Saturday, July 26, 2008

Memory and Dream

Memory and Dream
by Charles de Lint ©1994 HB ISBN 0-312-85572-9

Just finished full immersion in this intense piece of fantasy/ fiction, and let me tell you, it was a journey of magickal portents and discoveries. This tale focuses on an artist, Issy, who learns to use her artistic capacity to bring beings she calls numena here from the 'before' by way of her paintings. At the beginning of her career she is taken up and tutored by a famous painter who turns out to have some really bizarre quirks and habits. He teaches her how to use her gift and she brings forward at least a hundred numena, some human and some wonderfully strange mixtures of humanoid creatures with wild animal leanings. The story centers on Issy's relationship with her writer friend, Kathy, and a group of bohemian artist folk in her community. Isabelle's numena play a pivotal role in the tale and her world is enriched and made terribly complex by their presence. I felt completely drawn into the lives of these people and the art they both created and fostered in others. The Numena in the tale are both seductive and winsome.
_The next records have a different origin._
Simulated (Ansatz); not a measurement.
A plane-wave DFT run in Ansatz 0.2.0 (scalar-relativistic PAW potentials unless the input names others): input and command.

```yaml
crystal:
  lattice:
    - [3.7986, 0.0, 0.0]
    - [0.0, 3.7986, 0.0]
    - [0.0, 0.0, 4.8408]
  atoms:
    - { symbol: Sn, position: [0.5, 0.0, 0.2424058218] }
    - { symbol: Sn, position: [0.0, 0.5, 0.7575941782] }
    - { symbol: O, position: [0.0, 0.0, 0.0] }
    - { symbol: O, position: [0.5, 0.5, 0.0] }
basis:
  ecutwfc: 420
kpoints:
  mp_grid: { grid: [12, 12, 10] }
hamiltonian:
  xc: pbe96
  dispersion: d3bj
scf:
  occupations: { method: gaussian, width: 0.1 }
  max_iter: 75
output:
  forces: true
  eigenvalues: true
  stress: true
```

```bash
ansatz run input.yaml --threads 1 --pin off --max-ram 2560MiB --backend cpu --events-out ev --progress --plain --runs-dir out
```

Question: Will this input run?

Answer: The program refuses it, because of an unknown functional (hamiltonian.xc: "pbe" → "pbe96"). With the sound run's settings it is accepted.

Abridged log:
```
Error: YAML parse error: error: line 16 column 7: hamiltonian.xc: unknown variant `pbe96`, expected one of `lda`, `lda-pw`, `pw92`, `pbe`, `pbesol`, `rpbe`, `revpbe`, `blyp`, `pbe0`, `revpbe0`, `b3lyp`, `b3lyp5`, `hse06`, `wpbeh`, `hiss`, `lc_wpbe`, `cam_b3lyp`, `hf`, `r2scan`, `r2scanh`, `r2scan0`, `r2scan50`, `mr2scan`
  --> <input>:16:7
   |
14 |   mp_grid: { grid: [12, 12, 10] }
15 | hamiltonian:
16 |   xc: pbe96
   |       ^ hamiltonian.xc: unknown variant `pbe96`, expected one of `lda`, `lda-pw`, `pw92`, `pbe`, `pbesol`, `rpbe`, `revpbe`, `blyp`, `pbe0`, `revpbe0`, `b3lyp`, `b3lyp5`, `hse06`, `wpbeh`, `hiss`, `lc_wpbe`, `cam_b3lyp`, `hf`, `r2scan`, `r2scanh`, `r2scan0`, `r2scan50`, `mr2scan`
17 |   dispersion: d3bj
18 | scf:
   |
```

I won't say more about the plot line, as it is an adamantine stone you should enjoy from the tip to the final uncovering.

In addition to this full-palette story, Charles de Lint also gives us another gem about the power of fantasy tales, with this quote from Kathy's journal in the book,
"…The real difference is that with fantasy – and by that I mean fantasy which can simultaneously tap into cosmopolitan commonality at the same time as it springs from an individual and unique perspective. In this sort of fantasy, a mythic resonance lingers on – a harmonious vibration that builds in potency the longer on considers it, rather than fading away when the final page is read and the book is put away. Characters discovered in such writing are pulled from our own inner landscapes – the way Issy would pull her numena from hers – then set out upon the stories' various stages so that as we learn to understand them a little better, both the monsters and the angels, we come to understand ourselves a little better as well."

I highly recommend this book for anyone interested in the Arts, Magick, and contemporary Folk Tales. Enjoy!

Monday, June 30, 2008

The Onion Girl

The Onion Girl by Charles DeLint ©2001
ISBN0-312-87397-2 1st Ed
A quote from this really thought provoking book written by Charles De Lint,
"People who've never read fairy tales, the professor said, have a harder time coping in life that the people who have.  They don't have access to all the lessons that can be learned from the journeys through the dark woods and the kindness of strangers treated decently, the knowledge that can be gained from that company and example of Donkeyskins and cats wearing boots and steadfast tin soldiers.  I'm not talking about in-your-face lessons, but more subtle ones.  The kind that seep up from your subconscious and give you moral and humane structures for your life.  That teach you how to prevail, and trust.  And maybe even love.  The people who have missed out on them have to be re-storied in their adult lives." pg 30HB edition
This tale is a whirlwind mixture of contemporary life in Canada and life in the Faerie Realm that many of these contemporary characters step in and out of during the course of this adventure.  A deep exploration of personal gnosis and magickal transformation, this story leads you into yourself and shows a new pathway to Faerie.